The division of these lands should be controlled by topographic features in such manner as to give the greatest number of water fronts to the pasturage farms.
Residences of the pasturage farms should be grouped, in order to secure the benefits of local social organizations, and coöperation in public improvements.
The pasturage lands will not usually be fenced, and hence herds must roam in common.
As the pasturage lands should have water fronts and irrigable tracts, and as the residences should be grouped, and as the lands cannot be economically fenced and must be kept in common, local communal regulations or coöperation is necessary.
CHAPTER II.
THE LAND SYSTEM NEEDED FOR THE ARID REGION.
The growth and prosperity of the Arid Region will depend largely upon a land system which will comply with the requirements of the conditions and facts briefly set forth in the former chapter.
Any citizen of the United States may acquire title to public lands by purchase at public sale or by ordinary “private entry”, and in virtue of preëmption, homestead, timber culture, and desert land laws.

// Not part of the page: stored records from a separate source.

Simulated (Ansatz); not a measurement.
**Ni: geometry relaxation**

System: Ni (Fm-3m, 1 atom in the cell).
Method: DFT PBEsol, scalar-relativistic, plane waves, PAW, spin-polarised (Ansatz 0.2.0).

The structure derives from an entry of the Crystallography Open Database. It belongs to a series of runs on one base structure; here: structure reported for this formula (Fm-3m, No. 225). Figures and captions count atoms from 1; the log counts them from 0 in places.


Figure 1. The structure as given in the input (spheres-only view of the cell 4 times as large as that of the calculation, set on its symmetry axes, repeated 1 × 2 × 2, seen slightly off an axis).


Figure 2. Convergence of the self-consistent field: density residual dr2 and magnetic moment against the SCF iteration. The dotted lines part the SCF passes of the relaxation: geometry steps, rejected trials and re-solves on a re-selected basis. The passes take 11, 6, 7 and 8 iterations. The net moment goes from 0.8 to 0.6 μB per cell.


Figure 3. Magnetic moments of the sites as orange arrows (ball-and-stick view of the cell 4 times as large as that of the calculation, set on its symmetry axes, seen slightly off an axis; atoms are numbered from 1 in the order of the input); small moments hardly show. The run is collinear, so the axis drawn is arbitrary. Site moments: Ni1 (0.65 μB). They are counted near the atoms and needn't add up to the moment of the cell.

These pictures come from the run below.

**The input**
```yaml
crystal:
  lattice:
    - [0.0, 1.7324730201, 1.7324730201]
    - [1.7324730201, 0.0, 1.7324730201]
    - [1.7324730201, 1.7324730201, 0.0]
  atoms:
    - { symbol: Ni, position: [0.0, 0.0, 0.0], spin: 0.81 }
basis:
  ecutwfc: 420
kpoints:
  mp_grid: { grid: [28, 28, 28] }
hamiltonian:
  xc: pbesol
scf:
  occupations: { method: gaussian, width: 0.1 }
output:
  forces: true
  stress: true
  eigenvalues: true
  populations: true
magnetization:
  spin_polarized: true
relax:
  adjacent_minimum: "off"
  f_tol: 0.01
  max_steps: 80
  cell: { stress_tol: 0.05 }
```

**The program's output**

Purchase at public sale may be effected when the lands are offered at public auction to the highest bidder, either pursuant to proclamation by the President or public notice given in accordance with instructions from the General Land Office. If the land is thus offered and purchasers are not found, they are then subject to “private entry” at the rate of $1.25 or $2.50 per acre. For a number of years it has not been the practice of the Government to dispose of the public lands by these methods; but the public lands of the southern states are now, or soon will be, thus offered for sale.
Any citizen may preëmpt 160 acres of land, and by settling thereon, erecting a dwelling, and making other improvements, and by paying $1.25 per acre in some districts, without the boundaries of railroad grants, and $2.50 within the boundaries of railroad grants in others, may acquire title thereto. The preëmption right can be exercised but once. No person can exercise the preëmption right who is already the owner of 320 acres of land.
Any citizen may, under the homestead privilege, obtain title to 160 acres of land valued at $1.25 per acre, or 80 acres valued at the rate of $2.50, by payment of $5 in the first case and $10 in the last, and by residing on the land for the term of five years and by making certain improvements.